UK Watchdog Warns of Price Fixing Among Money Transfer Firms

The U.K.’s consumer watchdog has accused three money transfer firms of price fixing.

The Financial Conduct Authority (FCA) alleged in a Wednesday (Jan. 25) news release that Dollar EastHafiz Bros Travel & Money Transfer, and Small World Services fixed prices charged to Glasgow customers who wanted to send money to Pakistan.

As a result, the agency said, those consumers might have been overcharged, though it is unclear if any laws were broken. 

PYMNTS has contacted Dollar East and Hafiz Brothers for comment but has not yet received a reply.

A spokesperson for Small World told PYMNTS the company acknowledged the FCA’s statement.

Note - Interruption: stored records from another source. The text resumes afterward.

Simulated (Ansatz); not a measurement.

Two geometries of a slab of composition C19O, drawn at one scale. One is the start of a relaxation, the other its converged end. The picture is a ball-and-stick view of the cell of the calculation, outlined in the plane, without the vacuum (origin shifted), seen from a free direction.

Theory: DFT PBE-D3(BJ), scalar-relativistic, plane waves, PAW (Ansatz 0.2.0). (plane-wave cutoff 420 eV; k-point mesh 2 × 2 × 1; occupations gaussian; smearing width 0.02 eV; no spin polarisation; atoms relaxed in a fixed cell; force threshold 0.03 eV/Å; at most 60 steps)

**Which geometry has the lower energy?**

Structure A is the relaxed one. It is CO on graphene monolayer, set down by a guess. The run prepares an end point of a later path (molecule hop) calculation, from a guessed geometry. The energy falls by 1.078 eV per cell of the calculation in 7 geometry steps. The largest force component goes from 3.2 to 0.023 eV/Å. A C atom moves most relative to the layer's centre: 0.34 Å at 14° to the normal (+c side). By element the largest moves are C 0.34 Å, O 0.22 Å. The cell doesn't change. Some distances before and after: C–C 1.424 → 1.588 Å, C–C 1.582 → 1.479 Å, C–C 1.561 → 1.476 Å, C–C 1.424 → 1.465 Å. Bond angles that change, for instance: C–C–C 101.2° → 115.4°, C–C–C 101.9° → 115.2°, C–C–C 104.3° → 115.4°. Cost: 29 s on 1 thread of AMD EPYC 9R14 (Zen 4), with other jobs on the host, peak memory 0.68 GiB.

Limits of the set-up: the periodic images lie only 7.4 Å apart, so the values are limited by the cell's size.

“The Statement refers to the FCA’s provisional findings in respect of an alleged infringement of competition law by our subsidiary LCC Trans Sending Limited, in Glasgow, over a three-and-a-half month period, during 2017, on a single service corridor,” the spokesperson said.

They added that LCC and Small World “take these matters very seriously and will continue to engage with the FCA in an open and cooperative manner. We will respond accordingly to the FCA’s provisional findings. We have no further comments at this time.”

“It is the FCA’s view that, for a period in 2017, the three firms coordinated on the exchange rate offered to consumers for converting U.K. Pounds into Pakistan Rupees in transferring money to Pakistan,” the authority said in its press release.

It added that the companies “fixed the level of a flat rate transaction fee charged to consumers when making money transfers from the U.K. to Pakistan via Small World’s services.” 

The FCA said its findings are “provisional” and may not lead to further enforcement, and were issued to notify the company the authority thinks they have infringed on competition law.

The authority’s findings come a little more than three months after the U.S. Consumer Financial Protection Bureau (CFPB) announced a $950,000 penalty against Choice Money Transfer, which merged with Small World in 2011. 

As PYMNTS reported, the CFPB said the company failed to accurately share crucial prepayment information with remittance senders, including transfer fees, current exchange rates, and the date the recipient would get their funds.

Choice Money told PYMNTS that it had “acted swiftly and thoroughly addressed the findings identified by the CFPB.”

The CFPB has been stepping up its oversight of companies that currently provide money transfer services.

It’s a massive market, with remittances to low-and-middle-income countries totaling $626 billion last year, according to the World Bank. The U.S. is the world’s largest “sending” country, with $72 billion moving overseas.

The CFPB is considering restrictions on the fees charged on each transaction as workers and families send money to one another across the globe. The bureau is also examining the differences among money transfer companies over disclosure of exchange rates and fees — and whether those fees comply with the agency’s remittance rules.

“With a focus on fees,” PYMNTS wrote last week, the CFPB “may reshape cross-border payments, specifically the hundreds of billions of dollars in remittances that are sent overseas.”